In the art of computing, it may be desirable to restrict access to a data file. One method known in the art is user based file access control. An executable executes with the access privileges associated with a particular user or group of users, and a data file may be configured so that only executables executing with the credentials of an authorized user or group of users may access the data file. For example, if an executable is executing with the credentials of User A, and the data file is configured to only allow access to executables executing with the credentials of User B, the executable will not be allowed to access the data file. Similarly, user based file access control may be applied to a class of users. For example, Users A, B, and C may be part of a class of ordinary users, and a data file may be configured to only allow access to users that are part of an Administrator class.

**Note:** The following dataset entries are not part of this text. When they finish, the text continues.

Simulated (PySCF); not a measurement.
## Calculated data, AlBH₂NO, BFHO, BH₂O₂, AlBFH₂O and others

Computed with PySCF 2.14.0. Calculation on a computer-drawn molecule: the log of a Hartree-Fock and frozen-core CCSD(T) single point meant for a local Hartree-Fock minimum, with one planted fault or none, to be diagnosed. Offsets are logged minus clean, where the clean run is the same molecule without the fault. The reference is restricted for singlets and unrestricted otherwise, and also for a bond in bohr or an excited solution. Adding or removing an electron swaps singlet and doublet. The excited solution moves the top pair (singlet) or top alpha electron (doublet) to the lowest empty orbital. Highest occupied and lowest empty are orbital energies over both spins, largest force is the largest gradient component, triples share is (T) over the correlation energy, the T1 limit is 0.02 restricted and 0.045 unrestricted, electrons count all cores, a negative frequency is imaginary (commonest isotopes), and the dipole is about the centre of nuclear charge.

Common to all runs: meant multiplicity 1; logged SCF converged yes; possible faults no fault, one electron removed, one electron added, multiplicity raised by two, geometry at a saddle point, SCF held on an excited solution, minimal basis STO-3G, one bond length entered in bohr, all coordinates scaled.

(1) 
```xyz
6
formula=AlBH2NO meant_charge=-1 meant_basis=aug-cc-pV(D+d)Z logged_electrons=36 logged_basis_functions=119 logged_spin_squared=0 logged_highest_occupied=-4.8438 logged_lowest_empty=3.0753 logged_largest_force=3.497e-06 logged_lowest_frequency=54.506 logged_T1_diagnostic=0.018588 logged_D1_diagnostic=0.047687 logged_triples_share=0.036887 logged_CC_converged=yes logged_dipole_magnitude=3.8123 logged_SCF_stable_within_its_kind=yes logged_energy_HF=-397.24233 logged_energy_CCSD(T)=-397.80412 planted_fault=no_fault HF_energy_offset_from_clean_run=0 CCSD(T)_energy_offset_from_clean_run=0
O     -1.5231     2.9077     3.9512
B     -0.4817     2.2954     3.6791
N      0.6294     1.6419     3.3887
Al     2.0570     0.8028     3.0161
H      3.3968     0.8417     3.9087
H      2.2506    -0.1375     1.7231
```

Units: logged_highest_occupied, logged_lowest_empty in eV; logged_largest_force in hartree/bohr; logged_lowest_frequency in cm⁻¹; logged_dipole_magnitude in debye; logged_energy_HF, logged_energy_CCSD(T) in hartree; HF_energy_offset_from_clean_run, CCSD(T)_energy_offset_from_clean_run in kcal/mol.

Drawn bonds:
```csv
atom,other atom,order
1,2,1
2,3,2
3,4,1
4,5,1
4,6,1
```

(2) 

Another method known in the art is to only allow an executable to execute if the integrity of the executable is verified using a certificate. The executable is signed with a certificate issued by a Certificate Authority, and the signature of the executable is verified against the certificate before the executable is allowed to execute.
The Figures depict embodiments, implementations, and configurations of the invention, and not the invention itself.
In the foregoing description, numerous details are set forth to provide an understanding of the present invention. However, it will be understood by those skilled in the art that the present invention may be practiced without these details. While the invention has been disclosed with respect to a limited number of examples, implementations, and embodiments, those skilled in the art will appreciate numerous modifications and variations therefrom. It is intended that the appended claims cover such modifications and variations as fall within the true spirit and scope of the invention.
Examples of the present invention provide executable identity based file access control to determine whether a particular executable is allowed to access a particular data file. in essence, a “whitelist” is associated with each data file that defines which executables are allowed to access the data file. As discussed above in the Background section, it is known in the art to provide user identity based file access control such that only executables operating with proper user credentials may access a data file. It is also known it use digital certificates to determine whether a particular executable may be allowed to execute. However, these mechanisms do not allow data file access to be restricted based on the identity of the executable.
Consider an on-line retailer that operates a web-based storefront. Typically, a suite of executables are used to operate the storefront, including executables for displaying products offered for sale, entering and displaying customer reviews, taking orders, initiating credit card transactions, calculating shipping costs for various shipping options, and the like. These executables may be provided by a variety of vendors. Furthermore, assume that the on-line retailer maintains a customer database that includes customer user IDs, shipping addresses, email addresses, phone numbers, and credit card numbers. If all executables in the suite are executing with the same user credentials, each executable will have access to the customer database. Accordingly, if malicious code is introduced into any of the executables, that malicious code may access the customer database, and the information contained therein may be comprised. Using examples of the invention, access to the customer database can be limited to the executables that process orders and initiate credit card transactions. These executables may be provided by vendors that are inherently more trustworthy than the executables that perform other functions, such as maintaining customer reviews. Accordingly, examples of the present invention enhance security for the on-line vendor and the vendor's customers.
Certificates are stored in certificate store 28. Certificates are used to validate integrity, and a typical certificate includes the following items:
Note that certificates include public keys. A corresponding private key is associated with each certificate, and is kept private. The process of signing an object, such as an executable, comprises performing a function on the object using a function such as a 256-bit SHA2 hash function, The result of the function is encrypted with the private key to form the signature, and the signature is stored in a place where it can later be retrieved by one seeking to verify the integrity of the object. Often the signature is stored with the object.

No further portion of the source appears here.